And there seems to be another Irrational Nature of the Soul, which yet in a way partakes of Reason. For in the man who controls his appetites, and in him who resolves to do so and fails, we praise the Reason or Rational part of the Soul, because it exhorts aright and to the best course: but clearly there is in them, beside the Reason, some other natural principle which fights with and strains against the Reason. (For in plain terms, just as paralysed limbs of the body when their owners would move them to the right are borne aside in a contrary direction to the left, so is it in the case of the Soul, for the impulses of men who cannot control their appetites are to contrary points: the difference is that in the case of the body we do see what is borne aside but in the case of the soul we do not. But, it may be, not the less on that account[1] are we to suppose that there is in the Soul also somewhat besides the Reason, which is opposed to this and goes against it; as to how it is different, that is irrelevant.)

But of Reason this too does evidently partake, as we have said: for instance, in the man of self-control it obeys Reason: and perhaps in the man of perfected self-mastery,[2]or the brave man, it is yet more obedient; in them it agrees entirely with the Reason.

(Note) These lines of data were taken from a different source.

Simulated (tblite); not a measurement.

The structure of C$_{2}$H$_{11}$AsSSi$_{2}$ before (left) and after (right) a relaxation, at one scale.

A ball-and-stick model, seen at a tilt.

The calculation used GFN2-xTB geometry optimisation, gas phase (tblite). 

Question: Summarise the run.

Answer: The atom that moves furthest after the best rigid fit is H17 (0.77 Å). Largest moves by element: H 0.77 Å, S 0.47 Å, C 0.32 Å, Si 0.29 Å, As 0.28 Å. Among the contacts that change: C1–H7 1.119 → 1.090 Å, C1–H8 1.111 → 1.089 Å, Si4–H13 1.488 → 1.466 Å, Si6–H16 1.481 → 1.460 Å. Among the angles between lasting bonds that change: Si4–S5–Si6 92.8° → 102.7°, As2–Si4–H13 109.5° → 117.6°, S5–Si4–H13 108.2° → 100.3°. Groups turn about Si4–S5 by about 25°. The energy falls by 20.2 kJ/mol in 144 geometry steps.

So then the Irrational is plainly twofold: the one part, the merely vegetative, has no share of Reason, but that of desire, or appetition generally, does partake of it in a sense, in so far as it is obedient to it and capable of submitting to its rule. (So too in common phrase we say we have λόγος of

  1.    P. 24, l. 23. The unseen is at least as real as the seen.
  2.    P. 24, l. 29. The terms are borrowed from the Seventh Book, and are here used in their strict philosophical meaning. The ἐγκρατὴς is he who has bad or unruly appetites, but whose reason is strong enough to keep them under. The ἀκρατὴς is he whose appetites constantly prevail over his reason and previous good resolutions.
       By the law of habits the former is constantly approximating to a state in which the appetites are wholly quelled. This state is called σωφροσύνη, and the man in it σώφρων. By the same law, the remonstrances of reason in the latter grow fainter and fainter till they are silenced for ever. This state is called ἀκολασία, and the man in it ἀκόλαστος.